Most financial experts advise against borrowing when you’re in a tight financial spot, as this could lead to a vicious debt cycle. That said, if borrowing is your only viable option, make sure to weigh all the options available — paying special attention to interest rates, terms and fees, as there are better ways to borrow than others.

Safer lending options

When it comes to borrowing money in a time of crisis, these are some of the safest bets.

Friend or family member

If you only need to borrow a couple hundred dollars, asking one of your closest friends or a family member to lend you the money can be a great option. Although you may feel self-conscious or even embarrassed about asking for such a favor, borrowing money from someone you know will give you the flexibility to pay them back at your pace, without having to worry about dents in your credit report.

0% APR credit card

Some credit card companies offer consumers a 0 percent introductory offer in which any purchase they make over a specific period of time (usually between six to 15 months) is interest-free. However, any remaining amount that isn’t paid after the introductory period ends will accrue interest. Additionally, you’ll need excellent credit to qualify for these offers.

Personal loan from bank or credit union

When it comes to credit products, personal loans have one of the lowest interest rates available. Currently, the average interest rate for a personal loan is 10.6 percent compared to 20.15 percent, which is the average interest rate for credit cards. One of the benefits of using a personal loan to finance an emergency is that they have fixed interest rates and terms, so your payments will remain the same over the life of the loan. Besides that, many companies give borrowers between two and seven years to pay off their loans, making monthly payments more manageable.

On the downside, some lenders may charge origination fees or prepayment penalties, so make sure you take a look at the terms and conditions before you apply.

Buy now, pay later

Buy now, pay later or BNPL are a type of short-term installment loan that allows you to finance purchases, interest-free, for a specified period of time (usually between four and six installments). Although these loans are issued based on credit, you don’t need an excellent score to qualify. That said, if you fail to repay your entire loan after the interest-free period, you will be charged interest on any remaining amount. Additionally, these loans lack liquidity and can only be used at select stores.
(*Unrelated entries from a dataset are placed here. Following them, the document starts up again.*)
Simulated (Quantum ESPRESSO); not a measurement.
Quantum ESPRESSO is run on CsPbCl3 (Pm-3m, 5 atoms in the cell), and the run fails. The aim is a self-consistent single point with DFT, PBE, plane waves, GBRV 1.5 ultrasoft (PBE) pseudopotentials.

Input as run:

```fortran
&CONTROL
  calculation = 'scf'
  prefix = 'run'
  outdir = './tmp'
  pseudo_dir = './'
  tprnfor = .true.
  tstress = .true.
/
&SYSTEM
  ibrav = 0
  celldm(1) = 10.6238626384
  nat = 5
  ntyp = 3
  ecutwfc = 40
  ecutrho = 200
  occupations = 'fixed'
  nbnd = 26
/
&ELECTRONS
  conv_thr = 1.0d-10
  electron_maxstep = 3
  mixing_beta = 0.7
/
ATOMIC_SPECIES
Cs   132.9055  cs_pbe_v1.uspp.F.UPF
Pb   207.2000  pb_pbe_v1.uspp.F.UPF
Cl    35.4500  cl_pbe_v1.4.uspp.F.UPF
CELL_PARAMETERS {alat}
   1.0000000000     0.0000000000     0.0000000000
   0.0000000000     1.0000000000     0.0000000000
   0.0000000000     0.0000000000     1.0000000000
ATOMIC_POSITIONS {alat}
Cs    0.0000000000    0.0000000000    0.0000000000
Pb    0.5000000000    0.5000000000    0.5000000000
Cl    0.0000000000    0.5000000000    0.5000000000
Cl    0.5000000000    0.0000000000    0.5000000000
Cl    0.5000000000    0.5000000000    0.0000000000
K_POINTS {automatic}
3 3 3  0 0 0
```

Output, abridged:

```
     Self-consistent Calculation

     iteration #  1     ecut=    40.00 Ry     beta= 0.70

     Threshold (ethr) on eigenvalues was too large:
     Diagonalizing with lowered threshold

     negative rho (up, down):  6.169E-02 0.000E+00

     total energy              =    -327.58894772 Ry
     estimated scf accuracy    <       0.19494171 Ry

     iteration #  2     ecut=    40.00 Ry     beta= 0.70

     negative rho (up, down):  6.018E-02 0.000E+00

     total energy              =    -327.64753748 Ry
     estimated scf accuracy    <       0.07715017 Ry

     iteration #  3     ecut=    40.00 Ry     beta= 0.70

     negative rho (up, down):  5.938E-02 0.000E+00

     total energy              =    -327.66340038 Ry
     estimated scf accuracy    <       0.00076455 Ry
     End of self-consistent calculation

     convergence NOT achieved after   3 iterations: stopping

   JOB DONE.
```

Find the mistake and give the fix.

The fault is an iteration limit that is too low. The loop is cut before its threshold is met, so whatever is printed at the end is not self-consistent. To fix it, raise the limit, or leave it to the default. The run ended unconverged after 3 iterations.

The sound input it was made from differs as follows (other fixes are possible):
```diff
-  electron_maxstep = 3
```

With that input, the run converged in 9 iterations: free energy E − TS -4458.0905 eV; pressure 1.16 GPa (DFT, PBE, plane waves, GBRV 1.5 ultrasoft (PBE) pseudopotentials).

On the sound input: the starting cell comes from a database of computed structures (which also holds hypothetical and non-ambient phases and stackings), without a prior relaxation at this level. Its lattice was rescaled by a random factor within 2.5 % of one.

Apps that let you borrow money

If you’re in need of some quick cash, a cash advance app could be the answer. These apps allow you to borrow money against your next paycheck and many of them don’t charge any additional interest or fees. However, you must be careful when using them, as they could lead to overspending.

Still, if this is an option you’d like to explore, here are some of the apps you could try:

Brigit

Designed as a budget management app, Brigit also allows members to access up to $250 instantly through its Instant Cash feature. The company doesn’t require you to pass a credit check to access this feature nor does it charge any late payment fees. However, users must pay a monthly subscription fee of $9.99 in order to access the Instant Cash feature.

Chime

To access a cash advance through Chime, you’ll need to have a checking account with the company. Once you have that, you’ll have access to the SpotMe feature, which allows you to overdraw your account by as much as $200, without any fees.

Dave

Dave is a digital banking platform. Among its services, the company offers a feature called ExtraCash, which allows users to get a cash advance of up to $500, without any interest or fees.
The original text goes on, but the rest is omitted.